During this abnormal primary process, one think has become clear — blue states are deciding who red states will vote for.

As a country, we believe that every person in every state should have their say in the democratic process.  However, during this contested primary we are having a small coalition of liberal republicans, moderates and democrats determine our nominee through open primaries in states that voted for Obama in 2008.  This isn’t an attack on Mitt Romney, it is simply an observation that he has gotten almost no support from the states that will be asked to support him in November.  Our frontrunner has been chosen by New Hampshire, Florida, Massachusetts, Michigan, Nevada, Virginia, Idaho, etc.  He has been chosen by the Obama blue states.

This is a hiccup in our primary process.  The GOP will essentially go to voters that voted for someone else with someone nominated by blue states.  Again, this isn’t an attack on Romney but merely the observation that the GOP, instead of falling in love and marrying their candidate, are having Obama voters set up an arranged marriage.  In the end, it probably won’t be as effective.
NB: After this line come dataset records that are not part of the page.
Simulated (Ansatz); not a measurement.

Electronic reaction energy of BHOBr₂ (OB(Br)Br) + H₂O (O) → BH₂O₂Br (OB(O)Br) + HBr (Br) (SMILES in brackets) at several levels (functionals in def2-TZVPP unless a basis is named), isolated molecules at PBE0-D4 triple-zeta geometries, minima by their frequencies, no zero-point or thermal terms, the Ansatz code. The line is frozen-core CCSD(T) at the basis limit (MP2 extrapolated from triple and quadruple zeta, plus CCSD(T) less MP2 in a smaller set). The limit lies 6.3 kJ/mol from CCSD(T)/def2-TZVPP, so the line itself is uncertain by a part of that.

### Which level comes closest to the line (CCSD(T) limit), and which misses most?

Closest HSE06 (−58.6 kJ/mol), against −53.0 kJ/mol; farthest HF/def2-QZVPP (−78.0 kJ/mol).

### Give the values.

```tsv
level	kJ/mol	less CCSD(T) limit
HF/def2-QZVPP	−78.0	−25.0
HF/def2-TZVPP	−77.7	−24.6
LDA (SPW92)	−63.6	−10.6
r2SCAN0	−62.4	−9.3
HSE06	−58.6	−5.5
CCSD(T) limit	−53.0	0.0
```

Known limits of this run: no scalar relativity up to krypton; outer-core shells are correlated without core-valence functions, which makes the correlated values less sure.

Maybe the answer is to move red states up in time on the primary calendar to give them more influence in the process.  Why is New Hampshire the first primary and Texas one of the last?

Or possibly, states that vote consistently red should receive additional delegates.

But one thing is for sure, blue state victories may win enough delegates to put a candidate over the top in Tampa, but it won’t win the affections of red state voters.